Woori Bank priced a downsized lower tier 2 transaction on Friday after struggling to draw investors thanks to difficult market conditions. The Baa2/BB+/BBB-rated deal ended up being downsized from $500 million to $400 million, priced at the wide end of a revised indicative range and at a premium to its outstanding lower tier 2 deal.
With Credit Suisse First Boston, JPMorgan and Merrill Lynch as lead managers, the 10 non-call five issue was priced at 99.723% on a coupon of 5.75% to yield 5.812%. This equated to 371bp over Treasuries or 230bp over Libor. Fees for the 144a deal were 45bp, 5bp less than Woori's last Reg S sub debt offering in June last year.
The deal had orginally been marketed as a $500 million offering with an indicative spread around the 220bp level over Libor. On Friday, this was revised to a $300 million to $400 million deal with a spread between 220bp to 230bp.

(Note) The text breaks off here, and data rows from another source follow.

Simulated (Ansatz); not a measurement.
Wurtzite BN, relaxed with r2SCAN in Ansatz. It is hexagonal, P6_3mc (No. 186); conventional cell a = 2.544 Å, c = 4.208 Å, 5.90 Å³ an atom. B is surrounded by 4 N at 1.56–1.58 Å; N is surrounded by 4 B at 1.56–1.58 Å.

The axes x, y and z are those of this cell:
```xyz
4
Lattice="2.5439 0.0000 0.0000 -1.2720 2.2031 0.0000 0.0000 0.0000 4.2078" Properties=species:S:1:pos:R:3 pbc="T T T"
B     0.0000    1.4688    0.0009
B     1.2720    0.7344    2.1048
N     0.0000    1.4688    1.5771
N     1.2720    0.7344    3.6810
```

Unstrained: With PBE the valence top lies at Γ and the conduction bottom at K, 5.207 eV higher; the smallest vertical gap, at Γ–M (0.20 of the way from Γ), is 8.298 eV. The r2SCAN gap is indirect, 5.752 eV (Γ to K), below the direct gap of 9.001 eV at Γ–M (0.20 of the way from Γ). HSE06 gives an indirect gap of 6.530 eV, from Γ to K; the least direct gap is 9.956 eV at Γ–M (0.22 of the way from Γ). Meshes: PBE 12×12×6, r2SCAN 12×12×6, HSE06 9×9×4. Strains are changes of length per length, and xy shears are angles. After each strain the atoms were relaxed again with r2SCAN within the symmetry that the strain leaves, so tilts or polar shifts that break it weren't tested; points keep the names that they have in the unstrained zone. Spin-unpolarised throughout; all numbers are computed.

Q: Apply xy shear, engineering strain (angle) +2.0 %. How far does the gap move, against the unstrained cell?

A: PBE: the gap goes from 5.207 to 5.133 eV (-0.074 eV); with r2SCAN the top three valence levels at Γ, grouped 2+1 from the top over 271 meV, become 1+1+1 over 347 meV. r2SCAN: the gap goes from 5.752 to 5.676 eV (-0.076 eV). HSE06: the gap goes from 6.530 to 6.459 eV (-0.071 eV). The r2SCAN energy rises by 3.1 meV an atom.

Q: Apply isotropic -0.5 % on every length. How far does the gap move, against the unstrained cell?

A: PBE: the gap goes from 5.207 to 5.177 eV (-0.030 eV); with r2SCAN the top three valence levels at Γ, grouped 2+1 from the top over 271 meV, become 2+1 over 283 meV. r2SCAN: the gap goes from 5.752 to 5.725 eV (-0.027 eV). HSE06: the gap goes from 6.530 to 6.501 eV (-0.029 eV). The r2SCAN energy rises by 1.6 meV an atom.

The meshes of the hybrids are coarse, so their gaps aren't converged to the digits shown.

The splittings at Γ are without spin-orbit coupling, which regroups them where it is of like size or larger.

Putting a cap on the issue size was said to have given accounts greater comfort and books eventually closed around the $620 million level with participation from 81 accounts. By geography, the deal had a split which saw 51% placed into Asia, 46% into the US and 3% into Europe. By investor type, funds took 61%, banks 27%, insurance funds 9% and retail 3%.
The deal's travails were a direct reflection of market conditions and as one participant notes, "Last week saw the complete withdrawal of the buy side of the investor base. Everyone became fixated on the jobs numbers, which came out on Friday."
Those that remained clearly had a lot of pricing power, which explains why the deal priced at a 10bp premium to its own outstanding paper. Woori's existing July 13c8 was trading in the low 240bp level over Treasuries and at about 220bp over Libor. The Treasury curve between five and six years is currently very steep, but the Libor curve is fairly flat.
One of the few remaining supports in the market was the Korean investor base, with onshore asset swap demand driving about 50% of the Asian book.
Bankers believe the Fed's decision to drop the clause saying it will maintain an accommodating stance for a "considerable amount of time," means the bond markets could be entering a period of jittery stop/start conditions, with issuance windows opening and closing very quickly. Kexim, for example, just managed to get its $1 billion bond through earlier in the week. Any ambitions to narrow the premium at which it prices and trades to KDB were dashed, but at least the policy bank was not forced wider.
Two days, later, however and conditions had deteriorated further. Woori then had to deal with a situation whereby liquidity had drained away and its outstanding bond had widened nearly 40bp in Libor terms over the space of a week.